Is Europe a Country?

The Scotsman reports on Tony Blair’s possible ambition to be President of Europe. An EU summit is going on in Athens, and while the idea of a European President is controversial, the idea that Europe should have a single Foreign Minister is not: “[T]here was almost unanimous agreement that the EU should have what amounts to a ‘foreign minister’ – a single foreign policy supremo.”
The question, it seems to me, is whether Europe is, or ever will be, a country. Europe’s leaders want to move the continent in that direction because they perceive that only by being a single entity will Europe be able to equal the economic and cultural power of the United States (they do not even dream of approaching the military power of the U.S.) Having a European “Foreign Minister” and a European “President” are natural steps in that process.
The problem is that self-appointed statesmen cannot create a nation. Europe is not a single country whose citizens share a single dominant loyalty to the entity “Europe.” It is conceivable that such a day could come, but it is certainly not on the horizon now. The concept of nationhood is, I think, inherently bound up with the concept of national defense. Unless a group of people are willing to fight and die for one another and for their collective independence, they are not a nation. Commercial relationships that promise mutual advantage can give rise to alliances of convenience, like the Hanseatic League or the original Common Market. But they do not, by themselves, create countries. And in today’s Europe, it is hard enough to get Frenchmen to fight for their own countrymen, let alone for Romanians or Italians.

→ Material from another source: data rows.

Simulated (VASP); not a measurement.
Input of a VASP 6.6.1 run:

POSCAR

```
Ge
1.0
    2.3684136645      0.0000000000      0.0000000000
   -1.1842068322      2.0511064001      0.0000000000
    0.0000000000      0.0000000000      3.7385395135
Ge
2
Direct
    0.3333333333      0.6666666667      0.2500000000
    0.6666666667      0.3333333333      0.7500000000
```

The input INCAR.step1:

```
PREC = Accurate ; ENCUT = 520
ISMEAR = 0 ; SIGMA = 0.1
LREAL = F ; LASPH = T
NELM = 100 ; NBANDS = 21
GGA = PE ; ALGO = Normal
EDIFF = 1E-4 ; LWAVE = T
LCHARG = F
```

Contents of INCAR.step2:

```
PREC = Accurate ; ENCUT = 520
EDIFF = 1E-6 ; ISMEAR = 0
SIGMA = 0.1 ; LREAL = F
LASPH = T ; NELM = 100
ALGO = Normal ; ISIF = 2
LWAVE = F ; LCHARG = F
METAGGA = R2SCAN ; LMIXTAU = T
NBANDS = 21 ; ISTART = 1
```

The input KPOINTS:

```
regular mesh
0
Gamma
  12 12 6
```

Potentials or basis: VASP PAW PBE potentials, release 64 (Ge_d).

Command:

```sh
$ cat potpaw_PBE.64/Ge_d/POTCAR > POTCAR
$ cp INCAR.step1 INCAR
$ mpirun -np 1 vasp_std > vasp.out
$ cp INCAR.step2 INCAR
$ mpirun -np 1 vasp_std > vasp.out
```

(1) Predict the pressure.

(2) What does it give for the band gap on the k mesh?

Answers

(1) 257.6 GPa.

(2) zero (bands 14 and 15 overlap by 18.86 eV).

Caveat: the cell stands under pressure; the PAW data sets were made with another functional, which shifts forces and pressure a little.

In fact, the main contemporary trends in Europe are in the direction of devolution, not concentration. There is much more passion brought to bear on behalf of Scottish independence, for example, than in favor of a merger of the United Kingdom with France. And the newly-freed states of Eastern Europe, just released from the grip of an involuntary confederation, are enjoying their long-sought sovereignty and are in no mood to re-confederate.
If Europe were a country, Tony Blair would be a good choice for its President. But Europe is not a country, and in my view will not be one any time soon, if ever.